Thursday, December 16, 2004

:: Books to look forward to ::




Both the New York Times and The Economist have come out with the list of best books of the year, and six titles made it to both lists:

1. Alexander Hamilton, by Ron Chernow
2. Snow, by Orhan Pamuk
3. The Plot Against America, by Philip Roth
4. The Master, by Colm Toibin
5. Will in the World: How Shakespeare Became Shakespeare, by Stephen Greenblatt
6. Chronicles: Volume One, by Bob Dylan

The most interesting ones, at least for me, are those by Orhan Pamuk and Stephen Greenblatt. From The Economist:
Snow, by Orhan Pamuk
A novel about the tensions between Turkey’s urban, secularist elite and their long-derided Islamist opponents. By the leading interpreter of Turkish society to the western world, it deals with such familiar Pamuk themes as faith, identity and betrayal.

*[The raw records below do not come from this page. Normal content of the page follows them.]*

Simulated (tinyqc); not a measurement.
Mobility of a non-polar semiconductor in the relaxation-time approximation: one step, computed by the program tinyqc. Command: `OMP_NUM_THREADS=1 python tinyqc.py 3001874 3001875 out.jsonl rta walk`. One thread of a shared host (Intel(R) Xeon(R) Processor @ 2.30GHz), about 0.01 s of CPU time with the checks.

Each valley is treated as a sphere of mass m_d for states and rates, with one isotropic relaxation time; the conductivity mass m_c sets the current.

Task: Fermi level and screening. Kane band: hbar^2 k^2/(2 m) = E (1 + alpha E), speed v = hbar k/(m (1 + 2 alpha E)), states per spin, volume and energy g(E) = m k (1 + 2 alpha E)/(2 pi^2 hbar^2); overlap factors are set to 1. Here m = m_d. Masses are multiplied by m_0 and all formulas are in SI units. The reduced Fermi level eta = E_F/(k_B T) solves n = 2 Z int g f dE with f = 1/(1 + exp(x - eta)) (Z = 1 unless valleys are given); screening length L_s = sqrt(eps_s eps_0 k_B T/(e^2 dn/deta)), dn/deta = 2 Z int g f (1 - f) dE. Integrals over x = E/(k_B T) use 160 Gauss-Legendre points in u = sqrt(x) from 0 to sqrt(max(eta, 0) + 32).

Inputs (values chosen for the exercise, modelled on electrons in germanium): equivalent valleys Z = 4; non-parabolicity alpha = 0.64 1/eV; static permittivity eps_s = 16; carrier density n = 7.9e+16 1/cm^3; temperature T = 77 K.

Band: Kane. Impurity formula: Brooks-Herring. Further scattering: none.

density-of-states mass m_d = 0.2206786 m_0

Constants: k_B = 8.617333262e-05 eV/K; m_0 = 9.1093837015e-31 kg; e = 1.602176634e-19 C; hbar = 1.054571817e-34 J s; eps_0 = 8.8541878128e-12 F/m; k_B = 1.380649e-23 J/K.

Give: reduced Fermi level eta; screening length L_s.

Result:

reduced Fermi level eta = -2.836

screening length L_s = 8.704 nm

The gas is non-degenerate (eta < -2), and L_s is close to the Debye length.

Will in the World: How Shakespeare Became Shakespeare, by Stephen Greenblatt
This historicist squeezes the most out of the few known facts about William Shakespeare. Unabashedly speculative, he is acutely alive to the historical context, with an appetite for understanding the legalities of the time, the meanings of words, and the importance of friends and mentors.
If you’re interested in reading both lists, you can check out the NY Times' Ten Best Books of 2004 (registration required; it's free, though) and The Economist’s Books of the year 2004.

Ah, what I would give for a quiet Christmas weekend with these two books, a plush sofa, and a bottle of rioja.